Page MenuHomePhabricator

Scraper: scan outputs for inconsistencies
Closed, ResolvedPublic

Description

Before we destroy the instance, let's take the opportunity to check for errors:

  • Check that .json files can be parsed.
  • Check that each line of .ndjson can be parsed.
  • Check for duplicate entries in each page summary and mapdata output file, by building a set keyed on revid.

Implementation: https://gitlab.com/wmde/technical-wishes/scrape-wiki-html-dump/-/tree/validate-outputs?ref_type=heads

Related Objects

Event Timeline

The validator has been run on outputs: we found no JSON errors, but several metric tons of duplicate errors. A tally of duplicates in each file will be included in reports, in a file "duplicates.txt".
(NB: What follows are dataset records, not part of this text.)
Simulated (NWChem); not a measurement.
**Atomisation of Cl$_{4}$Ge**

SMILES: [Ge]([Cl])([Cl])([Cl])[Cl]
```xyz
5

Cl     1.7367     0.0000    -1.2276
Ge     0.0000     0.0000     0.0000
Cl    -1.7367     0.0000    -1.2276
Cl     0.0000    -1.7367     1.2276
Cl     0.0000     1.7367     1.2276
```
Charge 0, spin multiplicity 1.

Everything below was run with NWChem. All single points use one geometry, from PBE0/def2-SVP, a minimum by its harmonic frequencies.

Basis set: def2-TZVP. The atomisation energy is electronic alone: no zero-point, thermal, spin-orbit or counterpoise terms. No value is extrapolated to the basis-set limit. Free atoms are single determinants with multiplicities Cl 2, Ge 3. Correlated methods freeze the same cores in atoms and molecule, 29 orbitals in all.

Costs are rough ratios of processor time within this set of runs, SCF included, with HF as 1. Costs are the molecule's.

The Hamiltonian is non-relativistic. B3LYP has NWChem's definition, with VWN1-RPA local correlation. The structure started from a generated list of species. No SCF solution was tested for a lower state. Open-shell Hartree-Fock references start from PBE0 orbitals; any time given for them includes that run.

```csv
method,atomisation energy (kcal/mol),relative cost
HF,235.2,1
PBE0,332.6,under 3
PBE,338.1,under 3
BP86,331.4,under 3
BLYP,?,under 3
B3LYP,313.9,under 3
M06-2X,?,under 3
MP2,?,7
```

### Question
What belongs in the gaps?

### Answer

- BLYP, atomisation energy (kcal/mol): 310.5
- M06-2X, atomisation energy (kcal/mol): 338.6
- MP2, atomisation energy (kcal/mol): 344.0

As far as I can tell the only new file in that branch is https://gitlab.com/wmde/technical-wishes/scrape-wiki-html-dump/-/blob/validate-outputs/validate-outputs.exs. Is that correct?

Can we see the output anywhere online? Specifically the duplicates file?

Can we see the output anywhere online? Specifically the duplicates file?

Unfortunately not yet, this is tracked in T341751. The outputs and duplicates file are currently on a closed WMCS instance but members of our team have login access:

ssh runner.dump-references-processor.eqiad1.wikimedia.cloud
ls /srv/reports/duplicates.txt
ls /srv/reports/